Johann Gutenberg’s Bible, the first real book to be printed (in Latin) using the technique of printing (movable type) which Gutenberg invented in the 1450s, was initially owned by the Benedictine monastery, S. Jacobus in Würzburg, Franconia. There are copies on paper and copies on velum.
There are 48 known copies of the Book of which 6 are in Great Britain. The British Museum owns two copies on velum, one was bequeathed to it in 1846 by British politician Thomas Grenville. It was bought at MacCarthy-Reagh's sale in 1817 for 6260 francs which was a fortune for the time.
Apart from the two copies of the Gutenberg Bible in the British Library there are 46 other complete copies of the Bible or substantial fragments worldwide. The country with the most copies is Germany (12), the United States has eleven and the United Kingdom six and not eight as falsely stated by Wikipedia. The Bodleian Library in Oxford has a complete copy printed on paper with a fascinating history. It was given by Erhard Neninger, mayor of Heilbronn, to the local Carmelite monks, probably in 1475. In 1633, during the Thirty Years War, they handed it over to the Swedish general Axel Oxenstierna (1583-1654), in order to buy off the army. The Bodleian Library bought it in 1793 for £100 from the French cardinal Étienne Charles de Loménie de Brienne.
There is a copy in Cambridge University Library. It has been digitalised, and is accessible from within Cambridge University. This copy is of special interest because, around 1469, Heinrich Eggestein, a printer in Strasbourg, used it for a new edition of the Bible which he produced.
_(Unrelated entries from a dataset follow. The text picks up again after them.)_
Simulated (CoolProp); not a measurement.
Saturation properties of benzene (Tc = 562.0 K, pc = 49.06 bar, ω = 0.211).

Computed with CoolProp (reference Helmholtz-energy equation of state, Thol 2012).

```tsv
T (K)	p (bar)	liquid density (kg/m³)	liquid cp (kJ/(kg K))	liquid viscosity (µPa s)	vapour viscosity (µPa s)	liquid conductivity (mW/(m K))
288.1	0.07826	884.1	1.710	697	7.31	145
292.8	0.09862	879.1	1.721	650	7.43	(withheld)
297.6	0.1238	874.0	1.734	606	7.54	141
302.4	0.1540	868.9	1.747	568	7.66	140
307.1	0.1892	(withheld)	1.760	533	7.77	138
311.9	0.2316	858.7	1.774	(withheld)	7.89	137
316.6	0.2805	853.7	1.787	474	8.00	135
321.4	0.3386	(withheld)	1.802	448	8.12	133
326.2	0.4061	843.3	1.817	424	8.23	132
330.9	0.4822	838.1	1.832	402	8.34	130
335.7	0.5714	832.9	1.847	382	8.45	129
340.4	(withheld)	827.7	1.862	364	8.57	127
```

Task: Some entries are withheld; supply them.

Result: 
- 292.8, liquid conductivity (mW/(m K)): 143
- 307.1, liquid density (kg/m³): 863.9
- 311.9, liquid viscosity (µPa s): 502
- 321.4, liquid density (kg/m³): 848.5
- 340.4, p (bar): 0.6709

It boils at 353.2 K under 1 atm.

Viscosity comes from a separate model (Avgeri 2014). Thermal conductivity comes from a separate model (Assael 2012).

Eton College has a copy on paper, notable for having retained a very early binding, made in the German university city of Erfurt. It is richly decorated, perhaps also in Erfurt.
At Lambeth Palace in London, the palace of the Archbishop of Canterbury, there is a copy of volume 2, printed on vellum. This copy is of great interest as it was decorated in England, very beautifully and very expensively. The Gutenberg Bible was sold out already before printing was finished and it was evidently distributed widely from the earliest days. This may well be the first printed book to have reached England, but its first owner is unknown.
The John Rylands Library in Manchester has a copy on paper. Nothing is known about its early history. Its first recorded owner was George John, second Earl Spencer (1758-1834), ancestor of the late Lady Diana.
The copy now in the National Library of Scotland was acquired by the Advocates' Library, shortly before 1806 from David Steuart, Lord Provost of Edinburgh. It contains splendid South German decoration.
The first copy that attracted attention was discovered about 1760 among the books of the French statesman Cardinal Jules Mazarin. The Bible, printed at Mainz, probably required several years of work; it began in 1452 and was completed not later than 1455 and printed in an edition of about 180 copies. The text of the Bible is Latin. Colored initials and other illuminations were hand drawn after the pages were printed. The Gutenberg Bible lacks many print features that modern readers are accustomed to, such as pagination, word spacing, indentations, and paragraph breaks.In 1978, the General Theological Seminary's Gutenberg Bible was given for sale on auction to Christie's : it sold in New York for $2.2 million. In 1987 an other Gutenberg Bible went for sale from the Carrie Estelle Donehy Foundation and found a buyer for $ 5.9 million.